(fl 1784–1824; d Madrid, 1824). Spanish piano and harpsichord maker. He was born in Murcia. By 1784 he had established a workshop in the Calle de San Bernardo, Madrid, where his first advertisements in Madrid newspapers (dating from 1784 to 1787) were for ‘Forte Pianos’ based on the English model; one of those, advertised in 1786, had seven registers. Between 1789 and 1790 he travelled to London, with financial help from King Carlos IV, in order to perfect his craft. On 20 January 1795 he was named organ builder and harpsichord maker to the Royal Chamber of Carlos IV, although his work consisted of making, repairing and tuning the pianos of the royal palaces. He worked first from a shop in the Calle de San Andrés before moving to the Carrera de San Jerónimo in 1814. He also made harpsichords and pianos for the Duchess of Benavente and for other members of the aristocracy in Madrid.

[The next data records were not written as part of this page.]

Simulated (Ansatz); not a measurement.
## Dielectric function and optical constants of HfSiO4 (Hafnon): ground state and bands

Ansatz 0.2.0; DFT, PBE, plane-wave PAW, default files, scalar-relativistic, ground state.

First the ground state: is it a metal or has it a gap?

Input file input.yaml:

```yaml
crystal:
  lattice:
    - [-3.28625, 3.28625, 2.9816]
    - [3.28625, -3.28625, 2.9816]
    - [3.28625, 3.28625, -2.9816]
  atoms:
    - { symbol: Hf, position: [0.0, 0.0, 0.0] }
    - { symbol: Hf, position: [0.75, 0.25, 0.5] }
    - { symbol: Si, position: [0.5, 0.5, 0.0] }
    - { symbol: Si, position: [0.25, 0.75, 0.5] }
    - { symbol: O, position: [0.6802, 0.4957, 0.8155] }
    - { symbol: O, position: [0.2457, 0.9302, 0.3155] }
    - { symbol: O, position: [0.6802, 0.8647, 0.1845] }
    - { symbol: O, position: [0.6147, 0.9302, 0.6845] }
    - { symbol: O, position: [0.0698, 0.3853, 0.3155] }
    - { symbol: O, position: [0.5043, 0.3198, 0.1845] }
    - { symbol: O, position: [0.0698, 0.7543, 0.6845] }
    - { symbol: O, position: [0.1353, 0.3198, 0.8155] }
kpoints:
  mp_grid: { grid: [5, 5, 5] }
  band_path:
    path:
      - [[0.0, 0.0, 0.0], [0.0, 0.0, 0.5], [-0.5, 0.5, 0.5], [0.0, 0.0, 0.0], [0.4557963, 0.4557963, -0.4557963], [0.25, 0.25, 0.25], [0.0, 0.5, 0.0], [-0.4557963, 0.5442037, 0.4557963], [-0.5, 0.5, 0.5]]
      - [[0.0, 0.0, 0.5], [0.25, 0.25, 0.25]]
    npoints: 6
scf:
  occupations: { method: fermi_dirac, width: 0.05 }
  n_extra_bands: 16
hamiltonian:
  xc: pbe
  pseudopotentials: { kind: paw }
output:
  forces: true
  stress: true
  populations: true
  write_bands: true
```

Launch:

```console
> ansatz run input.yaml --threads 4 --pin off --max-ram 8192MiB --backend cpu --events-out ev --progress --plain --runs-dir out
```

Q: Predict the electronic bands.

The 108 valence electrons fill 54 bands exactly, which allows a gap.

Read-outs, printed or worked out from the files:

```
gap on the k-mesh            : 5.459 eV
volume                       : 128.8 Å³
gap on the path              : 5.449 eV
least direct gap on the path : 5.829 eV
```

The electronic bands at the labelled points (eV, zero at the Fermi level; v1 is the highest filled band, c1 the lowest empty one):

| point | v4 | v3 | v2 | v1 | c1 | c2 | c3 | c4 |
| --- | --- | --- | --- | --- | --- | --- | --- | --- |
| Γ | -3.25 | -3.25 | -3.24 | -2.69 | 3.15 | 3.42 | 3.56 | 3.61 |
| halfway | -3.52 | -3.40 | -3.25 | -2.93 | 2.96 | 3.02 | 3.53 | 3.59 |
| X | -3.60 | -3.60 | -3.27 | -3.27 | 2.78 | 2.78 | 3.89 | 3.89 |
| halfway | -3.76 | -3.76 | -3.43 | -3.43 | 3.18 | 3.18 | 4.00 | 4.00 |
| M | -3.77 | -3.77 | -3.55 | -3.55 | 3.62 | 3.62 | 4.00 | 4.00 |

In 1795, following his trip to London he advertised combined harpsichord-pianos based on the models of J.J. Merlin. In addition, he offered glass harmonicas and barrel organs. In 1797 he made a piano with a compass of six octaves (C'–c''''), which was, according to him, the first with that compass in Madrid. In the same year he made a harpsichord-piano for the king in the English style, possibly modelled on the 1796 Broadwood piano now preserved in the Museum of Fine Arts, Boston, which had been a present from chief minister Manuel de Godoy to the queen. At his death he left unfinished an upright piano-organ intended for the king, the description of which indicates that it was to have been a luxurious and expensive instrument. His main rival was Francisco Fernández, who was also given a position at the Royal Chamber of Carlos IV.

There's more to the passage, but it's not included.